The family and nation are, therefore, intimately linked. Just as the family defines who a child is, so too it defines the nation, and the nation in turn defines the family. When Europeans came to the United States, they came as families or formed families once there, and the emergent power of the national culture was a crucible that shaped these families. There are exceptions, however. African slaves brought to the United States were denied the right to form autonomous families and, therefore, were prevented from developing an organic relationship to the nation, something that resonates centuries later.

In the family, we gain our language and culture, our friends and enemies. But it is in the larger community – the nation – that these things are defined. There are three layers in human existence: the individual, who is born of family and lives within the matrix of family and nation; the family, which creates the individual and transmits the general culture to its members; and the nation, which shapes the culture and confronts other nations to protect the family, sometimes by sacrificing individuals. And all of this occurs in the place in which the nation was created, and that place determines a great deal of the nation’s culture and its enemies.

This model poses a problem for liberal democracy – the doctrine on which the United States was founded. America has two founding principles. The first, and the most important, is the right to life, liberty and the pursuit of happiness. In elevating this principle to the cornerstone of American society, the United States turned the pursuit of happiness into the central moral project of liberal democracy. In other ideologies, sacrifice and duty to others is at the center. In liberal democracy, it is the individual that is at the heart of the nation.

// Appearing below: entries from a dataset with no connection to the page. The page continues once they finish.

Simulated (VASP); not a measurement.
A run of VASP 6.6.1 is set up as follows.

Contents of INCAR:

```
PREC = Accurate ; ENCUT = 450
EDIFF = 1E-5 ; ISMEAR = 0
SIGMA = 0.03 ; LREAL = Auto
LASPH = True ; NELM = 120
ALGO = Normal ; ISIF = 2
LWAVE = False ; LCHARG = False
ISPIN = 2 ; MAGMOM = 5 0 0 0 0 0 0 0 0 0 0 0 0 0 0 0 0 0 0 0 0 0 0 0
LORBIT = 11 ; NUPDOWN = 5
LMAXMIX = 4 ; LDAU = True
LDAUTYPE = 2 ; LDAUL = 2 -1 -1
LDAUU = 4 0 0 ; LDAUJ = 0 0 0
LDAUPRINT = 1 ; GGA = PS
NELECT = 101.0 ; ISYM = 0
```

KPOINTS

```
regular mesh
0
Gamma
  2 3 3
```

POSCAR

The second principle is the right to national self-determination. Based on this principle, foreign interference in the right of other nations to govern themselves is viewed as immoral. But the history of humanity is full of such interference – the American Revolution itself was necessary because of the British desire to block the American nation from evolving. Thus, national self-determination is not a moral principle that has been respected or adhered to throughout history.

But this is an old story. The deeper question in liberal democracy is how the right to pursue happiness can be reconciled with an individual’s obligation to the nation. Adam Smith tried to solve the problem by arguing that the individual pursuit of wealth helps nations develop. But that pertains only to economic life. The nation emerges from the bonding together of individuals, and that process creates obligations between them. Those obligations are most extreme when a nation is at war – at such times, life, liberty and the pursuit of happiness can be curtailed in the most radical way imaginable.

That creates a moral problem for me. I believe deeply in the American project and in the right to pursue happiness. I also believe deeply in the obligation of citizens to perform their duties as citizens, even to the point of going to war. Since war is endemic to nations, there seems to be a contradiction between the two understandings of citizenship.

There’s a fundamental tension between the individual, the family and the nation. Every human being wishes to be happy. But the nation may demand an individual to sacrifice their happiness, just as a family may require parents to sacrifice their happiness. The desire for happiness would seem to make the family tenuous and the nation almost impossible to create. Yet it is there. It is an objective reality that defines human history. So either liberal democracy’s moral hierarchy is invalid, or the fundamental motivation of human beings must to be seen as more complex than liberal democracy might claim.

This is an important question for my work. The foundation of geopolitics is that place shapes the community, the community shapes the family, and the family shapes the individual. In other words, the individual is a product of powerful forces and is free only in a limited sense. Liberal democracy sees the individual as the fundamental unit of humanity and the driver of history. Both views can’t be true. Therefore, we must make one of three conclusions: liberal democracy is wrong (which would be a tragedy for me), geopolitics does not grasp reality (which I think it does), or the two can be reconciled on some subtler level.

That’s where I want to go. Let’s see if I can get there.